261 F. Supp. 619 | D. Del. | 1966
OPINION
Percy L. Pierce (“Pierce”) brings this libel in admiralty to recover damages for the injuries he allegedly sustained in 1961 aboard the tanker Nashbulk, owned and operated by National Bulk Carriers, Inc. (“National”). National has filed a motion for summary judgment, urging that two judgments entered in the United States District Court for the Southern District of New York are res judicata as to the controversies herein, and consequently bar the instant action.
Jurisdiction is asserted under the Jones Act (46 U.S.C. § 688) and under the general maritime laws. For a first cause of action, Pierce seeks damages for the injuries he claims were caused by the unseaworthiness of the tanker Nashbulk, and also caused by the negligence of National, its servants, agents, and employees. For a second cause of action, Pierce seeks compensation for maintenance and cure.
This is the third lawsuit instituted by Pierce against National to recover for the alleged injuries. The first two actions were brought in the United States District Court for the Southern District of New York. The first suit, brought as a civil action, was filed on July 13, 1961. Pierce v. National Bulk Carriers, Inc., 61 Civ. 2475. The complaint there sought recovery for the 1961 injuries, and it alleged two causes of action. The first cause of action was based on the unseaworthiness of the Nashbulk and the negligence of National. The second cause of action sought maintenance and cure.
The 1961 action was dismissed on May 3, 1962, by an order signed by Judge Gregory F. Noonan, U.S.D.J. The judgment order stated, inter alia:
“ORDERED, ADJUDGED and DECREED that the complaint be and the same hereby is dismissed on the merits for the plaintiff’s failure to appear for*620 the taking of his deposition on or before April 17, 1962, and that the defendant recover its costs.” (Emphasis added.)
No appeal was taken from this judgment and it has never been attacked by Pierce in any way in the New York District Court.
The second action between the two parties herein (also a civil action) for the 1961 injuries was brought, also in the Southern District of New York. It was filed March 27, 1963. Pierce v. National Bulk Carriers, 63 Civ. 844. It asserted exactly the same causes of action as had the 1961 suit. Upon motion, summary judgment was granted in favor of National. The order dated July 26, 1963, signed by Edmund L. Palmieri, U.S.D.J., which granted defendant’s motion, stated that the complaint in the second action was identical to the complaint filed in the first action. The court found that the causes of action asserted were identical to those in the first action. He noted that the order dismissing the first action on the merits had been signed in May, 1962, and that no appeal had been taken nor had any orders been entered vacating, setting aside, or modifying the first judgment. Judge Palmieri concluded that defendant in the second action was entitled to judgment as a matter of law. This second judgment, entered July 29, 1963, has not been appealed or attacked in any other way.

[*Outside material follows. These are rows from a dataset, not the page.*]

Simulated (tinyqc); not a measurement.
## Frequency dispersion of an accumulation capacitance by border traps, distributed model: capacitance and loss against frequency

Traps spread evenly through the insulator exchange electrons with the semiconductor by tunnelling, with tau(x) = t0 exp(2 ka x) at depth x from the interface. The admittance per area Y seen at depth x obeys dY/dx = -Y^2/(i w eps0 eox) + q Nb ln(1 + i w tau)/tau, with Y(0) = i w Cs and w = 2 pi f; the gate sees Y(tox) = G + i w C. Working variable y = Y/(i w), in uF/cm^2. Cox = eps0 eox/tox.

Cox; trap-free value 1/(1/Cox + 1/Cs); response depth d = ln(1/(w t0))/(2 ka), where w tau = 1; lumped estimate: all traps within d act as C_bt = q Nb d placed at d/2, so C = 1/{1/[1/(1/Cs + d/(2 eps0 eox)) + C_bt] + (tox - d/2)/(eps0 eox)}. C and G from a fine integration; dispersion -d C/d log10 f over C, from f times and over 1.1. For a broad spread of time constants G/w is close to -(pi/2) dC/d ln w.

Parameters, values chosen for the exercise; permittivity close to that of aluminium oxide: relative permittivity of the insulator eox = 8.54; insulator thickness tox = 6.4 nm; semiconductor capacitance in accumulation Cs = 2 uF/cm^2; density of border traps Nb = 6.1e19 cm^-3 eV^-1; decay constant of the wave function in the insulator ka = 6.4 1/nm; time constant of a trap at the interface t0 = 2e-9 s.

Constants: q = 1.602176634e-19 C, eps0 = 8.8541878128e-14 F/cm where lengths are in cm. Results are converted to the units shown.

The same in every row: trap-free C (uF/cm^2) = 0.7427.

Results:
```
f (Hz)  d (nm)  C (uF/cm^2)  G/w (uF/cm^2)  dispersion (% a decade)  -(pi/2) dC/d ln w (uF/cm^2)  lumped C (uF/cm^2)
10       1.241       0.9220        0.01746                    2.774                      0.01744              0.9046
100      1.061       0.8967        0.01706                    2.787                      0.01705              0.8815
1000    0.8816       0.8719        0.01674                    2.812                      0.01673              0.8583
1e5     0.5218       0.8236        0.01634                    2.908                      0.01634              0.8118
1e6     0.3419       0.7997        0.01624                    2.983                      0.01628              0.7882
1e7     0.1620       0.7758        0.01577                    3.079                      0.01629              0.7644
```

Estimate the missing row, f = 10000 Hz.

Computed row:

Nearly three years later, Pierce brings this third action against National, this time on the admiralty side of the court (the first two actions were civil actions). The causes of action asserted here are exactly the same as those alleged in the first two actions. Nevertheless, Pierce maintains that the two New York judgments dismissing his claims do not have res judicata effect here, because this action is brought in admiralty, while the other two were brought as civil actions. Pierce argues in his brief:
“Concededly, had the action herein been filed as a civil cause, res judicata would be a bar; however, since an Admiralty action could have been separately filed and been pending at the same time as the civil action, even in the same District Court, it is respectfully submitted that default dismissal in the civil action is not an adjudication of the admiralty case; * * *” Libellant’s Brief, page 3.
While it is true that both a civil action and an admiralty action seeking damages on the same facts can be pending at the same time, Wounick v. Pittsburgh Consolidation Coal Company, 283 F.2d 325, 91 A.L.R.2d 1411 (3d Cir. 1960); Palu-chowska v. United States Lines Co., 93 F.Supp. 751 (S.D.N.Y.1950), it is also true that a dismissal, on the merits, of one of the actions operates as a dismissal of the other action. Language in a recent Supreme Court case makes this clear:
“ * * * When a seaman is injured he has three means of recovery against his employer: (1) maintenance and cure, (2) negligence under the Jones Act, and (3) unseaworthiness. Without elaborating on the nature of these three actions, it is sufficient to say that they are so varied in their elements of proof, type of defenses, and extent of recovery that a seaman will rarely forego his right to sue for all three. But if the seaman is to sue for both unseaworthiness and Jones Act negligence, he must do so in a single proceeding. That is a consequence of this Courts’ decision in Baltimore S. S. Co. v. Phillips, 274 U.S. 316 [47 S.Ct. 600, 71 L.Ed. 1069], which held that these claims were but alternative ‘grounds’ of recovery for a single cause of action. A judgment in the seaman’s libel for unseaworthiness was held to be a complete ‘bar’ to his subsequent action for the same injuries under the Jones Act.” McAllister v. Magnolia Petroleum Co., 357 U.S. 221, 224-225, 78 S.Ct. 1201, 1204, 2 L.Ed.2d 1272 (1958).
It is obvious that Pierce cannot maintain this action here. It cannot be disputed that this libel seeks recovery for
Pierce has had his day in court for the alleged injuries. He has been twice unsuccessful. He cannot assert his claims against National for a third time in this Court.
National’s motion for summary judgment is granted.